Of all the military bugle calls, none is so easily recognized or more apt to render emotion than the call Taps. The melody is both eloquent and haunting and the history of its origin is interesting and somewhat clouded in controversy. In the British Army, a similar call known as Last Post has been sounded over soldiers’ graves since 1885, but the use of Taps is unique with the United States military, since the call is sounded at funerals, wreath-laying and memorial services.
Taps began as a revision to the signal for Extinguish Lights (Lights Out) at the end of the day. Up until the Civil War, the infantry call for Extinguish Lights was the one set down in Silas Casey’s (1801-1882) Tactics, which had been borrowed from the French. The music for Taps was adapted by Union General Daniel Butterfield for his brigade (Third Brigade, First Division, Fifth Army Corps, Army of the Potomac) in July, 1862.

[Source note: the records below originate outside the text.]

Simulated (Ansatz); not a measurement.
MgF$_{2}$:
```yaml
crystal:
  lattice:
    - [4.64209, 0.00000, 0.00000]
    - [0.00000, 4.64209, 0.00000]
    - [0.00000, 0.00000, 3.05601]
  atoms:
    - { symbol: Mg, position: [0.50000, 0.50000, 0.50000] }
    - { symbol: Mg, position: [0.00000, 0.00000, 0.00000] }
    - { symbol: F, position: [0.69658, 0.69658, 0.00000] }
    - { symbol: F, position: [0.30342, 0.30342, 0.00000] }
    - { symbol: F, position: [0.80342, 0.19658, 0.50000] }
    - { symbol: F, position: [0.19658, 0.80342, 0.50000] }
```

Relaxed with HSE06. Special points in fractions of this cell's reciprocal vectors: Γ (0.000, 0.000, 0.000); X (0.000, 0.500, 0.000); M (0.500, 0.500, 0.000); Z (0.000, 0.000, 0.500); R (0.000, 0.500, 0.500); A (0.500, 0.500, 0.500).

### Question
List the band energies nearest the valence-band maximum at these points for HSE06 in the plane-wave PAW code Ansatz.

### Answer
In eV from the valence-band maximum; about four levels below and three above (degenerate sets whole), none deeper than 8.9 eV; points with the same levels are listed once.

Daniel Adams Butterfield (31 October 1831-17 July 1901) was born in Utica, New York and graduated from Union College at Schenectady. During the Peninsular Campaign Butterfield served prominently when during the Battle of Gaines Mill, despite an injury, he seized the colors of the 83rd Pennsylvania and rallied the regiment at a critical time in the battle. Years later, he was awarded the Medal of Honor for that act of heroism.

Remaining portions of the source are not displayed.